Posted by Bala Deshpande on Wed, Mar 23, 2011 @ 11:00 AM

In the last couple of articles we discussed what type of business analytics problems can be addressed by chi-square test for independence and also how to implement the test with an actual example. In this article we will discuss the mechanics of the technique itself and try to understand why and how the chi-square technique works.

Remember that the chi-square test is needed when the data are categorical (or nominal) in nature: for example if a variable is the type of financial investment, its range of values could be stocks, bonds and cash. Therefore the analysis involves counting occurrences (of stocks, bonds and cash) and comparing variables (type of investment, customer demographic etc) based on occurrences. Thus the chi-square test works by keeping track of frequencies of occurrences.contingency table chi square test

Concept 1:

The chi-square test basically checks if the frequencies of  occurrences across any pair of variables (such as type of investment and customer demographic) are correlated. Thus it is simply a means for comparing "categorical correlations".

Concept 2:

The underlying principle is based on probabilities of occurrences: If event A happens, what is the probability that event B also happens (correlation)? The multiplication law of probabilities states that if event A happening is independent of event B, then the probabilities of A and B happening together is simply (pa * pb).

Concept 3:

Each cell in a contingency table first computes this joint probability. The next step is to convert this joint probability into an "expected frequency" which is simply (pa*pb*N) where N is the sum of all occurrences in the dataset.

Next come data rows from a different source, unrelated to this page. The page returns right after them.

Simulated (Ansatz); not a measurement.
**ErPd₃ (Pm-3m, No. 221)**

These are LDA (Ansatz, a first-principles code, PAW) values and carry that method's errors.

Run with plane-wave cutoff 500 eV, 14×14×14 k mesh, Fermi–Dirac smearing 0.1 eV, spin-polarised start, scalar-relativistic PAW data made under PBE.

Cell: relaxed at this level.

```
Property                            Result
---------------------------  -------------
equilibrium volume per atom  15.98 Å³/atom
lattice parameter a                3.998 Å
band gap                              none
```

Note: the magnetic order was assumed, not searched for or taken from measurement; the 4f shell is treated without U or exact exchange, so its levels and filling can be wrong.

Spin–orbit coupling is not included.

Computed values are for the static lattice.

The test of independence between any two parameters is done by checking if this expected frequency is the same as the actual observed frequency for that cell in the table. If all expected frequencies are equal (or very close) to the corresponding observed frequencies, then the value of square of the difference between them (and hence the name CHI-SQUARE) will be very low. In such a case, we conclude the two parameters are independent (or not related).

Key Takeaways:

  • Use chi-square to test if two categorical variables are related or independent
  • Chi-square test works on the multiplication law of probabilities
  • Need to exercise caution when the expected frequencies are "very small". In a next article we will talk about some special cases of application and explore this fact in detail.

Chi-squared test of independence is a very useful tool for any predictive analytics professional.  What other type of business problems are best solved by using these tools?